Simplified: Thousands of people in Sioux Falls – primarily immigrants and refugees – speak either limited English or none at all. Local nonprofits are helping, but City Councilor Janet Brekke is asking the city to take a closer look at how it might expand the services available.
Why it matters
- The latest data shows more than 3,300 adults in Sioux Falls speak either limited English or none at all, according to information presented to the City Council Tuesday by Tim Jurgens, director of LSS' Center for New Americans.
- The vast majority – upwards of 90 percent – of the people Jurgens said the center serves speak English at a level between Kindergarten and second grade.
- Brekke, who asked Jurgens to present to the council, said she wants to see more resources for these adults to learn English as a way to advance their career trajectory.
"We need to do the kinds of things that not only get them up and running with those labor jobs, but put them in a position where, over time, they can work into a better job," Brekke said. "And I think English language is a huge stepping stone to that."
What are the obstacles preventing people from learning English now?
LSS receives federal funding for English education based on the number of refugees taken in by the state. But as the number of refugees dropped dramatically in recent years, so too has the funding, Jurgens said.
- That's resulted in a 30 percent reduction in the number of English classes available through LSS, he added.

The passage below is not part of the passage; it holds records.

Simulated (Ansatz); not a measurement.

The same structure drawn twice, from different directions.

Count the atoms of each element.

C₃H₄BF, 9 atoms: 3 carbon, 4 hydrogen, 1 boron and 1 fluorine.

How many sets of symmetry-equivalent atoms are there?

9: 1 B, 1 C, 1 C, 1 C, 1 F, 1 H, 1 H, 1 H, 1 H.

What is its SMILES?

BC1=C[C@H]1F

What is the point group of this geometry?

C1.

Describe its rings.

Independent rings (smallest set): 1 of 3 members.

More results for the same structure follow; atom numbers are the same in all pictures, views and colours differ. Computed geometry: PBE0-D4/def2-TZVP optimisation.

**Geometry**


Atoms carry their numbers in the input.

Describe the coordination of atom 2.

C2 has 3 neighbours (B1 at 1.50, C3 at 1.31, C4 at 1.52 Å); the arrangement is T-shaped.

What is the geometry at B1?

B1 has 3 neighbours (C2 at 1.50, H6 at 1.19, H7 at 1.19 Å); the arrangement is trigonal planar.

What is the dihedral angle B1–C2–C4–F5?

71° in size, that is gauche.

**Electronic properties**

There are also obstacles for the people looking to take the ESL (English as a second language) classes. These include:
- Child care
- Time (i.e. classes conflict with work schedules).
What could be done to help?
One of the options on the table for LSS is looking to partner with businesses so ESL classes can be provided by employers.
LSS is also exploring expanding class times, making some classes available online, or a hybrid of online and in-person, Jurgens said.
What is the city's involvement?
Right now, there isn't a specific proposal for city funding on the table.
The city has in the past given money to Southeast Technical Institute to help fund English classes as part of training for carpentry and other skilled labor jobs, Brekke said.
She's hoping some city funding could help LSS do more to go out and bring English classes to the folks who need it, and give them the resources needed to help build partnerships with businesses.
What happens next?
Because the council meeting was information-only, there's no specific next steps.
If Brekke or any other councilor wants to pursue allocating city funding to expand access to English classes, it would take a measure brought before the whole council.